Other intangible assets - In determining the estimated life and fair value of the core deposit intangible, deposits were analyzed based on factors such as type of deposit, deposit retention, interest rates, and age of the deposit relationships. Based on this valuation, a core deposit intangible asset of $1.1 million will be amortized over the projected useful lives of the related deposits on an accelerated basis over 10 years. Additionally, a customer relationship of $5.2 million related to an insurance book was measured based on market indicators.

Covered other real estate owned - Other real estate owned is presented at its estimated fair value and is also subject to the FDIC shared-loss agreement. The fair values were determined using expected selling price and date, less selling and carrying costs, discounted to present value.
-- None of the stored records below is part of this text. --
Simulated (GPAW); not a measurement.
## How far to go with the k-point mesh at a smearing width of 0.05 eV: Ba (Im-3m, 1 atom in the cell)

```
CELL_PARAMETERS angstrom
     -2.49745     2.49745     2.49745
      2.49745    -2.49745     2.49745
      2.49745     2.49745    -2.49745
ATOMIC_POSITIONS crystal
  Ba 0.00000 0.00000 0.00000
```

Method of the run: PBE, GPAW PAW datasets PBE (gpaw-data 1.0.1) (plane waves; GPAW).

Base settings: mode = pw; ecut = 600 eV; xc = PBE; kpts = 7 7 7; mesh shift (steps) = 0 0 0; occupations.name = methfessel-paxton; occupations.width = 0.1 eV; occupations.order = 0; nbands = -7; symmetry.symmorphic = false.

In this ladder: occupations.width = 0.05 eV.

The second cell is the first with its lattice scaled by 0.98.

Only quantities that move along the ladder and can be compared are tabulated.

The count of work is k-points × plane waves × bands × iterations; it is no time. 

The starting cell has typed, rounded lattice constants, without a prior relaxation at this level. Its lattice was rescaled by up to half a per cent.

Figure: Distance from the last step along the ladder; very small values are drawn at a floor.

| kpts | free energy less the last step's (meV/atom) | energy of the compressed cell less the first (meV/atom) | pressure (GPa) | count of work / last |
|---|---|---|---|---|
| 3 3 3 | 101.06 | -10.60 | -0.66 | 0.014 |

FDIC indemnification asset - The FDIC indemnification asset is measured separately from each of the covered asset categories as it is not contractually embedded in any of the covered asset categories. For example, the FDIC indemnification asset related to estimated future loan losses is not transferable should we sell a loan prior to foreclosure or maturity. The $72.8 million fair value of the FDIC indemnification asset represents the present value of the estimated cash payments (net of amount owed to the FDIC) expected to be received from the FDIC for future losses on covered assets based on the credit adjustment on estimated cash flows for each covered asset pool and the loss sharing percentages. The ultimate collectability of the FDIC indemnification asset is dependent upon the performance of the underlying covered loans, the passage of time and claims paid by the FDIC. The difference between the present value and the undiscounted cash flows the Company expects to collect from the FDIC will be accreted into non-interest income over the life of the FDIC indemnification asset.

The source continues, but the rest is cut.